Invisible Shadows

Silas’s invisible shadow leaves markers of emotion on the milestones of Zephyr’s life.  From birth to smile to first steps to sentences, I revel in Zeph’s vibrant growth overflowing with life, yet I feel the silent echo of our lost son’s nonexistent experiences reverberating through the house, Lu’s eyes, my soul.

Everyone sees Zeph as an only child.  That’s what he is in every obvious way.  But I cannot help wondering how different his life and personality would have been if Silas were here as his older brother.  That it is impossible to fathom how that fundamental variation would have transformed all of our lives is slightly maddening.  I try to picture it and vanish down the vortex of endless possibilities.

I dread the moment Zephyr realizes or is told about the friend and brother he should have had. That sadness is a shadow on my every gesture and thought, and I hate that he will learn, someday, what he doesn’t have. At night as I lay in bed, sometimes the pipes start to knock as they heat up and warm the house.  First it’s soft and light, then louder and more solid.  The knocks are intermittent but consistent and when they wake me up in the middle of the night and I lay there listening, anticipating, waiting for each next knock, I can’t help but think about the soft gray ashes in the drawer next to my bed, next to my head that are all that is left of Silas’s corporeal body and although I don’t believe in ghosts or hauntings or maybe even the afterlife at all, I can’t help but hear his shadow knocking on my soul, knocking softly every day and night, knocking softly on my heart.

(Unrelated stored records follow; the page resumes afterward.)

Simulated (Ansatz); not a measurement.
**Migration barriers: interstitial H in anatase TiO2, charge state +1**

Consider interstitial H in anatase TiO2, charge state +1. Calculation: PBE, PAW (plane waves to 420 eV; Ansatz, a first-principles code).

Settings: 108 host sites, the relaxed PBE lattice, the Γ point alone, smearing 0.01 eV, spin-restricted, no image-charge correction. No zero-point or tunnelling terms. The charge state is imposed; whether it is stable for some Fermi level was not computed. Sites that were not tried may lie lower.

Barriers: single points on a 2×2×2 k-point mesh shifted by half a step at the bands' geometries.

I see his fleet shadow flying around the corner when I walk with Zeph down the block.  Silas is already ahead, already gone, but I’ve got to keep this little guy’s hand in mine as we amble along, going slow like only a two year old can do.

Do you have moments when you feel your lost child closely?  Is it a sound or a place or state of mind?  If you were fortunate enough to have children after your lost child, what was it like to explain to them what happened?  How do you deal with the what-ifs & should-have-beens?